This proposal was rejected by the Financial Management and Equipment Institute of Justice (IGFEJ) which insisted the team members all left on February 4th and now seems to have no real idea how the system works.

Carlos Brito was the Citius team leader and confirms that the team was not able to leave behind any operating information for Citius which was launched on September 1st and has not worked since, leaving the country’s justice system at a standstill.

Brito said that he never produced a document on the functioning of the system, comparing this to leaving a bag containing a thousand pieces of a puzzle with no instructions.

The Union of Judicial Officers said that the computer team that left on February 4th, "shared information with court support team for the judicial district of Coimbra, where all the computers with the respective information were situated with all the servers connected." This clearly was not sufficient.

An interim report on Citius was submitted to the Ministry of Justice, delivered in June 2012, titled, ‘Planning for the reorganisation of the Judicial Map’ in which three scenarios were suggested due a need to adapt the computer system to the changes that the new judicial map would bring.

Two years earlier, a project was presented to redesign the justice information system due to constraints in the current structure.

A suggestion that the developers work closely with the Magistrates, the Supreme Judicial Council, the Superior Council of the Public Ministry or the Attorney General’s office to define the rules needed when redistributing cases was not taken up.

In an audit report released in July this year, the General Inspection of Finance warned of the cost of Citius and the need to rationalise resources.

The report also pointed out that the further payment to a foreign company of €1,195,510 (ex. VAT) on improving Citius, resulting in the Citius Plus version, "had few positive results, limited to the resolution of some safety problems."

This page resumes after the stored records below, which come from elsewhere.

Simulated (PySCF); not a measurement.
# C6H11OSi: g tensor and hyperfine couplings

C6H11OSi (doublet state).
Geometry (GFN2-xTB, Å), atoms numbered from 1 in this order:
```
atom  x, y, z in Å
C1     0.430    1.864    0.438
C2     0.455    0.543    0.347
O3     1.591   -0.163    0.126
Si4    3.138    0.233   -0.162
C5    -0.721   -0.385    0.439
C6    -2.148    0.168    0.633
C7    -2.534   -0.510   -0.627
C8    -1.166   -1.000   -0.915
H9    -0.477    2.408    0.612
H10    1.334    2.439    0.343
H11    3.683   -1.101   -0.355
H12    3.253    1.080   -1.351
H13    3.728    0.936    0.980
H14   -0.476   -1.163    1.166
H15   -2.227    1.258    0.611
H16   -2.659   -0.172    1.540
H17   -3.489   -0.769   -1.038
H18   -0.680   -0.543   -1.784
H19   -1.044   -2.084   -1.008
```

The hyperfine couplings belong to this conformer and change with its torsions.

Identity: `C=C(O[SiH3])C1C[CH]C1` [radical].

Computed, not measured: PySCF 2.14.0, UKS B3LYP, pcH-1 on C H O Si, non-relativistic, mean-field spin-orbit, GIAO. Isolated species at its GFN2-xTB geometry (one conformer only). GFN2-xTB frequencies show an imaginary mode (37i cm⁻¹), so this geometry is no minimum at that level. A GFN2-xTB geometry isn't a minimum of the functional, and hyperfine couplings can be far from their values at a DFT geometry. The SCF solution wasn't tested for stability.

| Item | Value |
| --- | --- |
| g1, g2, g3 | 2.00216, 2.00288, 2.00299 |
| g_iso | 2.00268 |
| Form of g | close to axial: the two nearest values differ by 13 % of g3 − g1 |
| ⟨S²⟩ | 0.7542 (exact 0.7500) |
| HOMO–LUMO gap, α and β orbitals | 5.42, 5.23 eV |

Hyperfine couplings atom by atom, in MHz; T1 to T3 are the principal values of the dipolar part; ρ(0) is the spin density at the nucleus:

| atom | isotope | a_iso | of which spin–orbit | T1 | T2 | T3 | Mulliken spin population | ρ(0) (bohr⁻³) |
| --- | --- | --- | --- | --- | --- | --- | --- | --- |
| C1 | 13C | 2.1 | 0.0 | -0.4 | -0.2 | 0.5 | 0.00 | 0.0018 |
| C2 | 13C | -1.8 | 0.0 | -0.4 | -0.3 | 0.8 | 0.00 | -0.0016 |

In the light of reports on the complexity and mismanagement of the computer system development programme, the panic hiring to fix problems which was money largely wasted, the fact that the system clearly is not yet fit for purpose and the announcement that another system already is being worked on for delivery in 2017, shows management hopelessly adrift, and the Justice Minister at first trying to avoid responsibility for this expensive fiasco.

The end result, whoever is to blame, is that the country’s judicial system is at a standstill to the detriment of its citizens, and the international community looks on with a mixture of bemusement and disappointment as a judicial system that was ludicrously slow before the new computer system was introduced,  and now has ground to an acrimonious halt.